When Air India was being hailed for its maiden operating profit of Rs 105 crore in 2015-16, the C&AG found that it actually made an operating loss of Rs 321 crore!
The C&AG also found that the airline has been under-reporting losses for years.
Air India’s operating profit, which it said was achieved for the first time in a decade last fiscal, is a figment of the airline’s imagination. The Comptroller & Auditor General (C&AG) has said the airline has been under-reporting its losses, neglecting to make provisions for routine stuff like outstandings to airport operators, and has been filling in excess valuation for some of its properties like the one at Baba Kharak Singh Marg in New Delhi. So, in 2015-16, when Air India was being hailed for its maiden operating profit of Rs 105 crore, the C&AG found that it actually made an operating loss of Rs 321 crore! Not only C&AG, the same observations have been apparently made by the airline’s statutory auditors, said senior C&AG officials.
If this is the case, why did no one in the Ministry of Civil Aviation – which has two member representatives on the airline’s board of directors – take up this matter? Remember, the government is the sole owner of this airline, and its annual statements are placed in Parliament.

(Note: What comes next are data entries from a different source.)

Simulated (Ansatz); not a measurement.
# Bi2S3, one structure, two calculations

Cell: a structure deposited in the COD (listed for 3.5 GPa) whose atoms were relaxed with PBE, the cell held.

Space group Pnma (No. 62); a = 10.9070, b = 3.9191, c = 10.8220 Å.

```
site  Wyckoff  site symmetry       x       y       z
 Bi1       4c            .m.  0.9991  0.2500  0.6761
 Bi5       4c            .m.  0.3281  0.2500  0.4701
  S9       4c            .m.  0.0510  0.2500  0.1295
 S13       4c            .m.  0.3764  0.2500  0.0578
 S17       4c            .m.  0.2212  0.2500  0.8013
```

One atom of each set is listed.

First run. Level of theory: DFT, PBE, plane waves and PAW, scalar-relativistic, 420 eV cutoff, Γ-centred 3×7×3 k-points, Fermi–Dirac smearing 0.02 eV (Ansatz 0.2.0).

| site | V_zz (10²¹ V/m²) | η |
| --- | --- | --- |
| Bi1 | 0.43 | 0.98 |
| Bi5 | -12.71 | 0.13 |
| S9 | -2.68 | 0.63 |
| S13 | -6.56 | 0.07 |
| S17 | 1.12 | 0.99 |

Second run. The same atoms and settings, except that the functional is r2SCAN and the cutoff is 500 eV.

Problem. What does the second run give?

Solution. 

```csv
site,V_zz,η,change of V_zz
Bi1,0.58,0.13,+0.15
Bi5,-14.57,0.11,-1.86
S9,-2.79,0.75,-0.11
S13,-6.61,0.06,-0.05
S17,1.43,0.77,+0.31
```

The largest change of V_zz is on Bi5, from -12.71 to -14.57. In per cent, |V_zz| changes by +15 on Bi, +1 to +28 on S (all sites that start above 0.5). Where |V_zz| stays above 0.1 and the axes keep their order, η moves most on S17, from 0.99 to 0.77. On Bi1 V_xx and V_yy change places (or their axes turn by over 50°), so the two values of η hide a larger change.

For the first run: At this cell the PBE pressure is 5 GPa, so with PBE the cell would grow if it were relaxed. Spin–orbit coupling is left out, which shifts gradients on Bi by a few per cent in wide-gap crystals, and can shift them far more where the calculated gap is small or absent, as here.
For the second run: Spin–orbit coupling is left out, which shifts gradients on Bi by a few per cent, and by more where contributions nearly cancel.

What is even more disturbing is that under-reporting is not confined to Financial Year 2016. The C&AG has said “understatement of losses” was Rs 1,455.8 crore for 2012-13, Rs 2,966.66 crore for 2013-14 and 1,992.77 crore for 2014-15. This means it understated losses by a whopping Rs 6,415.23 crore for the three years between 2012 and 2015. Add to that about Rs 426 crore of losses the airline under-reported in 2015-16, and the total figure comes to about Rs 6,841 crore.
“While Air India has said that it has reported an operating profit in fiscal 2016, based on observation of statutory auditors and subsequently by the CAG the airline has not made provisions it should have as per the standard accounting procedures resulting in under reporting of the loss,” H Pradeep Rao, Deputy CAG, said at a media interaction today (10 March). The press conference had been called after the report on ‘Turnaround Plan and Financial Restructuring Plan of Air India Limited’ was tabled in Parliament earlier in the day.
Rao said the airline had made inadequate provisions for payment of various liabilities, including outstandings, to the Airports Authority of India, payment of liability to employees en-cashing leave and also made excess valuation of one of the two properties that it has in Delhi.
Loans take away bailout benefit
The government approved a bailout package for Air India in 2012 which comprised Rs 42,182 crore equity infusion till 2031-32. But the airline’s short-term loans kept rising to more than four times the limits laid down in a turnaround plan due to “failure in generating projected revenue, mainly on account of non-achievement of asset-monetisation target, increase in staff costs,” the C&AG said in its report. It has said that Air India failed to meet its cash-credit limits, leading to an increase in short-term loans to Rs 14,551 crore as on 31 March 2016, against the target of Rs 3,645.9 crore. This has led the C&AG to recommend that “the company and the ministry (Of civil aviation) may need to reassess the requirement of funds envisaged in the turnaround plan.” Remember, until March last year, the government has already released Rs 22,280 crore equity to Air India.
The C&AG has said only 17 services (seven international and 10 domestic) recovered total costs in 2015-16, while 36 services, including five international and 31 domestic, did not recover even the variable costs during the year, though they met ATF costs. Another 169 services (56 international and 113 domestic) did not recover total costs, though they recovered variable costs. It is no secret that Air India’s international operations are bleeding it dry, more than its domestic flights. The deficit on international operations was a whopping Rs 3,755 crore last fiscal – or over Rs 10 crore a day! Though it is lower than the previous two fiscal years, it compares poorly with the Rs 1,759 crore deficit logged in by Air India’s domestic operations.
The C&AG has said in its report that Air India received only $328 million in compensation from Boeing & Co for the delay in induction of the Boeing 787-800 Dreamliner aircraft, although it had lodged an initial claim of $710 million. That’s less than half of what the airline had claimed on account of losses incurred due to delayed aircraft deliveries. Boeing had delayed delivery of these aircraft by over two years.